Trying to Grow the Church Part 4

We had a great time at the NACC this year, and the adventure continued across the top of the country.  We drove through part of Kansas, up through Nebraska, into Iowa and up to South Dakota.  From there, we saw Wall Drug and the Badlands National Park before ending the day at Mount Rushmore.

Our journey continued through Wyoming and into Montana where we entered Yellowstone National Park from the Northeast entrance.  We then turned south into Denver, Amarillo TX, Wichita Falls TX, and Abilene so I could check out Abilene Christian University.

After that, we headed East through Dallas, West Monroe LA for church, and then home.  That giant circle was almost 5,000 miles worth of driving, and this marathon wore us out.

I will be writing about the NACC and parts of our journey as time goes by, but for now, I wanted to talk about our experience in the Wyoming Welcome Center.  This was after our visit to the Badlands National Park and Mount Rushmore, so we got a chance to see the land that once belonged to the Buffalo and Native American Indians.

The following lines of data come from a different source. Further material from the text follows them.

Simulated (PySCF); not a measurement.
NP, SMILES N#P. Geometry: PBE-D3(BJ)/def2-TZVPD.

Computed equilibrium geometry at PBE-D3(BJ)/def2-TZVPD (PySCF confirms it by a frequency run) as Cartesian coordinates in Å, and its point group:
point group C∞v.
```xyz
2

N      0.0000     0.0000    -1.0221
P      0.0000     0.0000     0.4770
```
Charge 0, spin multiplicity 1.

As we drove through South Dakota, Michael made a comment that the land still looks empty, and with the exception of fences and the occasional group of steaks, I mean cows, she thinks that this is what the land must have looked like before the White man took over.

When we were leaving the Wyoming Welcome Center, the lady who was in charge gave us some hints about what we can see on the way to Billings MT.  As she was talking, she pointed out Little Big Horn and said that this was the place where General Custer was finally stopped and he got what he deserved.

Up until that point, I thought that General Custer was a favorite military leader as he was marching into the west for the country.  I know that His last stand was his unfortunate downfall, but I never met a person who actually hated him, until I talked to the lady at the welcome center.  I guess it is safe to say that she is a Native American Indian.

After that conversation, I started thinking about how we tend to claim that the land is better off now that we “Americans” settled it, but there is a group of people who disagree with us.  This is not a rant against the government or a statement for Indians, but it is a message that not everybody is a fan of the changes that are made.

Just like the Native American Indian, there are people in the church who are being forced to accept a new reality that is being called progress.

The new generation of the church has taken over, sometimes with hostile methods, sometimes slow and steady, but not with the full support of the older generations.  I’m sure that there are some exceptions to this, but overall, what we tend to see as progress can also be viewed as the end of an era, and that can be painful for those who spent so much time building on the foundation that was laid before them.  Is this a good thing?  Probably not.

There are times when change is appropriate and natural, but there are other times when change can be destructive, and that is not natural.

Even the older generations recognize that change is needed for the church to survive, but that does not mean they will not hurt when it is happening.  This is why we need to be sensitive to their view and quit being so bull-headed when receiving feedback that is not what we are looking for.  Instead of getting defensive, we should listen to their side of the story and see if there is a way that we can reach an agreement that will satisfy all parties involved.

I believe the Apostle Paul said it best when he wrote in Romans 12:18, “If possible, so far as it depends on you, live peaceably with all.”  Do what you can to keep the peace even if it means slowing down long enough for people to get used to the changes.